Artist Abiy Frew keeps an eye on the immigration crisis abroad while working in Key West. He knows all too well the precarious world of leaving one’s home country; a combination of displacement and hope for opportunity abroad. A native of Addis Ababa, Ethopia, Frew immigrated to the United States in 1998 but keeps looking back.

“I still struggle with what’s happening on that side of the world,” said Frew. “I have seen gentrification first hand in my home country, people pushed out and lost.”

Frew translates that sense of dislocation with his ethereal sea series about to be shown at the Studios of Key West. He studied figure painting at the prestigious Pennsylvania Academy of the Fine Arts and his newest series incorporates figures muted in an intangible landscape of colors.

“It’s about finding your way out and figuring where you belong,” said Frew. Frew is open to dialogue and discussion about his work, typical of expressionistic painting, driven by emotions. Like the journey of immigrants, his paintings are not clearly defined and exude the same sense of personal struggle. Mixing images, colors, with materials such as sticks, charcoal and cement create indefinable worlds the viewer passes through and wonders where it will end, like gazing out at the sea.
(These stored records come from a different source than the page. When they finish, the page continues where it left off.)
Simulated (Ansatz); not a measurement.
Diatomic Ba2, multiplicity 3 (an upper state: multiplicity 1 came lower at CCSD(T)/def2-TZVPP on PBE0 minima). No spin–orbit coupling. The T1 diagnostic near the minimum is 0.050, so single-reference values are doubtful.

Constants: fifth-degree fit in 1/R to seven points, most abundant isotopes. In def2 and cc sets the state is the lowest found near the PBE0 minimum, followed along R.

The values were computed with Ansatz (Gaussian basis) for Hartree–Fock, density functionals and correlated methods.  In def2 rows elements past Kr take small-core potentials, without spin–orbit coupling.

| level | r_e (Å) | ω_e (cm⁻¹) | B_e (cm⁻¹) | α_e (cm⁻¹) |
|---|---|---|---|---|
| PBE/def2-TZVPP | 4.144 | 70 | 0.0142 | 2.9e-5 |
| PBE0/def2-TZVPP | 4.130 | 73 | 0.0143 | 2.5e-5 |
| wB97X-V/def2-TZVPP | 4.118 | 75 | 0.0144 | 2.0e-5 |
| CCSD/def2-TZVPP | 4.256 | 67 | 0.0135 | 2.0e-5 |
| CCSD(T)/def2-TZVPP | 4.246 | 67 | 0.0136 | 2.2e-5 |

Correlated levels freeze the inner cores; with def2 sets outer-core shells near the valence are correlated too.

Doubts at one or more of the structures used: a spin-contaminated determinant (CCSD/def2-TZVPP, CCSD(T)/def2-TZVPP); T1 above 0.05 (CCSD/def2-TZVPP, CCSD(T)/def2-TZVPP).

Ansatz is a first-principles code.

“Abiy’s paintings are powerful, expressionistic things, though always built on a foundation of academic training,” said Studios Director Jed Dodds. “His work is a far cry from most of what you see in Key West, and we thought it was important to be seen for just that reason.”

In 2005, Abiy was the recipient of the Huldah Bender Kerner scholarship for outstanding achievement in painting at the Academy. He has exhibited in numerous group shows in Philadelphia  and has been commissioned to do portraits as well as a public mural in Maryland. He has received a number of awards in variety of mediums, including the Charles Toppan Prize for excellence in drawings.